- Dirty words, taboo words, swear words, etc. I’ve found these lists particularly helpful in understanding how people are using Twitter data (btw, there’s COPIOUS stuff on Twitter on Infochimps).
- Speaking of bad words, you can also get all those Enron emails at Infochimps (but we have it at Stanford, too: /afs/ir/data/linguistic-data/Enron-Email-Corpus).
- And speaking of voyeurism, there’s also a corpus of erotica available. (There’s some pretty out-there stuff in it, but saying that may only make you more interested. Update: a quick analysis of this corpus.)
Some of you eat with finger bowls and extended pinkies–does Infochimps have less smutty stuff?
- One of the interests in the NLP group is understanding how academic collaboration works (for example, Johri et al., 2011). A similar question could be asked by looking at a million different syllabi.
- There’s lots of newsgroup stuff out there (besides porn), for example: here and here.

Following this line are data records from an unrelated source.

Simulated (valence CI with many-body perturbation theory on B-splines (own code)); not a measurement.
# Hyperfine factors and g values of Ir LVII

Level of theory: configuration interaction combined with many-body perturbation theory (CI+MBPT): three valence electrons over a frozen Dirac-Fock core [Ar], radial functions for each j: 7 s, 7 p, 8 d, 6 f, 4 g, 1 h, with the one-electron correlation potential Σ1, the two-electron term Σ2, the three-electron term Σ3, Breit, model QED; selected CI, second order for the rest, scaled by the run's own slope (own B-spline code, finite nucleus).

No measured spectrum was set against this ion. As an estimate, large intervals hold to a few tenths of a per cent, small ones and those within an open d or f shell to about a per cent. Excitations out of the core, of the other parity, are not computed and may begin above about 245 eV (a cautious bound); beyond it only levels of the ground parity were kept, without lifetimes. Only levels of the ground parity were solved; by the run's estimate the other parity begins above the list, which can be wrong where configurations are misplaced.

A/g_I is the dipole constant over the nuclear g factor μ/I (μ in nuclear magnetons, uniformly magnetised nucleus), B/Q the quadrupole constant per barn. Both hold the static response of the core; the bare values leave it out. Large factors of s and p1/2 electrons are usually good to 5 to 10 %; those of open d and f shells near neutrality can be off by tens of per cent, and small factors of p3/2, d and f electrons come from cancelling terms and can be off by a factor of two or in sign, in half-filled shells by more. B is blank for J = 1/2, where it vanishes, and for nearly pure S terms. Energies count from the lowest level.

- And there are also summaries of headlines and news articles.
Finally, some stuff on accents:
- Infochimps HAS lots of data and they also LINK to lots of data. For example, the Speech Accent Archive, which has over 1,200 people reading a paragraph in English. They’re from all over the place (native and non-native English speakers).
- There’s also a meme on YouTube that you could use. Search for “What’s my accent?” (Here are some steps I wrote up about how to download YouTube audio so you can play with it in Praat).
- And, okay, the whole reason you should’ve been reading this post is to get the following link to “Pronunciation Manual“. If you haven’t seen it yet: it’s honey-badger good. Happy Friday!